Ride the Lightning

Cybersecurity and Future of Law Practice Blog
by Sharon D. Nelson Esq., President of Sensei Enterprises, Inc.

Coming Soon: An Encryption by Default World

November 25, 2013

As an InfoWorld article pointed out last week (and thanks Alan Goldberg for sending a similar story), we may soon have an "encryption by default" world, spurred in large part by the recent revelations of how much data is hoovered up by the National Security Agency.

With Yahoo promising "encryption everywhere," Google moving to 2,048-bit certificates by year's end, HTTP 2.0 to be automatically encrypted, and a renewed interested in secure email, we've entered a new phase: the era of encryption by default over the network — and maybe everywhere else, too.

It's always illuminating to read the thoughts of cybersecurity expert Bruce Schneier who has pointed out that the covert collaboration between tech companies (he calls it the "public/private surveillance partnership") – has crumbled in the post-Snowden era.

As he wrote in The Atlantic, "It's impossible to build an Internet where the good guys can eavesdrop and the bad guys cannot. We have a choice between an Internet that is vulnerable to all attackers, or an Internet that is safe from all attackers. And a safe and secure Internet is in everyone's best interests, including the US's."

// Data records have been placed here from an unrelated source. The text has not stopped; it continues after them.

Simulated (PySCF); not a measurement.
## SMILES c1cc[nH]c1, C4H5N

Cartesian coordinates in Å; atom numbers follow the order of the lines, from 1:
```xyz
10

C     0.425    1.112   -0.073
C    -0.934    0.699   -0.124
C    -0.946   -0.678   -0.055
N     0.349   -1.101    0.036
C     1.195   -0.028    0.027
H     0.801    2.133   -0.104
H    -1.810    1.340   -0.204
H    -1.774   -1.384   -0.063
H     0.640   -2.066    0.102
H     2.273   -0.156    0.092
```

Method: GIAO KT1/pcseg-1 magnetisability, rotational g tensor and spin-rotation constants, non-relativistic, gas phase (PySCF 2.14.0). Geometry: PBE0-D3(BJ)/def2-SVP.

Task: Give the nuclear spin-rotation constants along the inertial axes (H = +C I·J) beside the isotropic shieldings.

Encrypting all data in transit by default still wouldn't thwart direct attacks (like social engineering attacks) but it would bolster security against run-of-the-mill cyber criminals, a threat more real to most Americans than the NSA.

Encrypting data in transit used to be painfully expensive – and it slowed everything down, but not in an age where we have vast computing power. Similarly, encrypting data at rest is easy and far less expensive.

What may be hard is that encryption needs a lot of maintenance – key management and rotation, identity management and updates to the encryption schemes themselves. Worse yet, we still have a restricted supply of true cryptography experts.

And the weakest link in the privacy chain is between the keyboard and the chair. Privacy advocates can only do so much against our desire to overshare and our poor cybersecurity practices.

Still, encryption by default is a huge step forward – we just had to be goosed in our collective national butt to get there.